Two beloved novelists shed light on another notable partnership—between J.P. Morgan and his librarian, a captivating woman with a big secret.
“What has this got to do with me?” wondered Victoria Christopher Murray. The award-winning author of more than 20 novels had received a request from historical novelist Marie Benedict to collaborate on a novel. Murray quickly glanced at the first page of the pitch, which described financier J.P. Morgan’s opulent New York City library. She chuckled, thinking, “The only thing I have in common [with him] is a Chase account”—referring to the modern-day banking company with historical ties to Morgan.
Weeks later, when Murray’s literary agent pestered her to take a closer look at Benedict’s proposal, Murray’s attitude changed. Morgan’s librarian, a woman named Belle da Costa Greene, was one of the most important librarians in American history. She was also a Black woman who passed as white. Greene’s father was the first Black graduate of Harvard College as well as a professor, diplomat and prominent racial justice activist. Once Murray digested this new information, she quickly got in touch with Benedict.
“I feel like she chose us and we did a good job, and now she’s just sitting there with her arms folded, tapping her foot, waiting for the book to come out.”
Their resulting collaboration, The Personal Librarian, imagines the sacrifices and struggles that Greene surely endured to protect her secret. Benedict and Murray’s teamwork also produced a deep, enduring friendship, and the two writers now call themselves sisters. As we chat via Zoom—with Murray in Washington, D.C., and Benedict in Pittsburgh, Pennsylvania—their admiration for each other is evident, as is their esteem for Greene.
“I feel her presence a lot,” Murray says. “I can’t believe how much I still think about her. I feel like she chose us and we did a good job, and now she’s just sitting there with her arms folded, tapping her foot, waiting for the book to come out.” Benedict agrees, adding that of all the women she’s written about—Agatha Christie, Hedy Lamarr, Clementine Churchill and others—Greene is the one she’d most like to meet.
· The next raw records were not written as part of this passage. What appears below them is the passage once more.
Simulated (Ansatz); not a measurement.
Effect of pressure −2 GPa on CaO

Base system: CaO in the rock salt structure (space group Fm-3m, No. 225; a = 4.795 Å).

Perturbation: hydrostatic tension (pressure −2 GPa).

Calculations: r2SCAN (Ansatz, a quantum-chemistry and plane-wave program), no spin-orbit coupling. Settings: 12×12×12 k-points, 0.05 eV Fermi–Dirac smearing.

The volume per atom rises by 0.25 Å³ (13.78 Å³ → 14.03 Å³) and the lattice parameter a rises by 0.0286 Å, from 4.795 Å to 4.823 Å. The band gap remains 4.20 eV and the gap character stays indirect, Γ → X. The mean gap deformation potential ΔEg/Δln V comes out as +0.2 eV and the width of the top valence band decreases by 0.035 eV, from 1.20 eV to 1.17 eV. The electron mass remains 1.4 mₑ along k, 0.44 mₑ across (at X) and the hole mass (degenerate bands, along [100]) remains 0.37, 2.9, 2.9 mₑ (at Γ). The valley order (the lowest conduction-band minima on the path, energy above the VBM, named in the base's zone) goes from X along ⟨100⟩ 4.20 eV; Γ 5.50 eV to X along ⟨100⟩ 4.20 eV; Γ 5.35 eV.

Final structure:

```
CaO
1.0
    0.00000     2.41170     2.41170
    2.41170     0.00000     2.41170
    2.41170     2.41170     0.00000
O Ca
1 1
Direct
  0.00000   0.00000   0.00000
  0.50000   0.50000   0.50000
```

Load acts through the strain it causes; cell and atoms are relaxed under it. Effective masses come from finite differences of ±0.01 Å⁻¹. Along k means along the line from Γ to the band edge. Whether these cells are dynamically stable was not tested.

Greene ran the Morgan Library for 43 years, first helping Morgan to amass an important collection of rare books and manuscripts and, after his death in 1913, transforming his private collection into a public resource. “As time went on,” Benedict says, “Belle and J.P. became closer and closer, just like Victoria and me. Their relationship really defied description.”
Like Morgan, Greene was extremely charismatic. “It’s hard for us to convey how much of a celebrity she really was,” Benedict says. Greene ran in multiple social circles and had numerous affairs. She was known for her flamboyant fashion, famously saying, “Just because I am a librarian doesn’t mean I have to dress like one.”
ALSO IN BOOKPAGE: Read our review of The Personal Librarian.
Once on board with the novel, Murray brought a whole new perspective to Greene’s story. During one of their earliest meetings, the two writers made a quick stop at the Morgan Library. Benedict knew the space well; it had been a place of refuge when she worked as a corporate lawyer for more than 10 years before turning to fiction. She describes its stunning interior as being like a jewel box. However, this was Murray’s first visit. As she looked around Morgan’s study, she pointed to an oil painting and said, “What is that Black man doing up there?”
Benedict had never noticed the portrait of a Moorish ambassador to the Venetian court, painted around 1600. But the ambassador bore a resemblance to Greene’s father, and the authors began to speculate that Greene bought the portrait as an homage to him. “That is something that I would have never seen without Victoria,” Benedict says. “And in many ways, as time went on, that really became a symbol of Belle. Here she was, this African American woman in the room that nobody saw.”
“And I think that’s why she put the painting there,” Murray says. “One of the themes that Marie and I put in the book was that Belle was hiding in plain sight.”
Both writers agree that Morgan likely had suspicions about Greene’s race that he chose to ignore. “He didn’t want to be known in society as the man who had been duped by a Black woman,” Murray says. She describes showing a photograph of Greene to her friends, who responded with surprise. “How did she pass?” they asked. “How in the world did that happen?”
Such questions, inherent to the creation of the novel, sparked a childhood memory for Murray of a time when her younger sister looked at a photograph on their mantle and asked, “Who is that white woman?” It was their grandmother, who on at least one occasion had passed as white during a train trip from North Carolina to New York. “Writing this book, I really began to understand what that must’ve been like,” Murray says.
“As time went on, Belle and J.P. became closer and closer, just like Victoria and me. Their relationship really defied description.”
Greene burned her personal papers before she died, no doubt to protect her secret, so much must be imagined about her life. But as daunting a task as re-creating her story may have been, the two authors render it with gusto, from Greene’s defiant wit to the drama and danger that surrounded her.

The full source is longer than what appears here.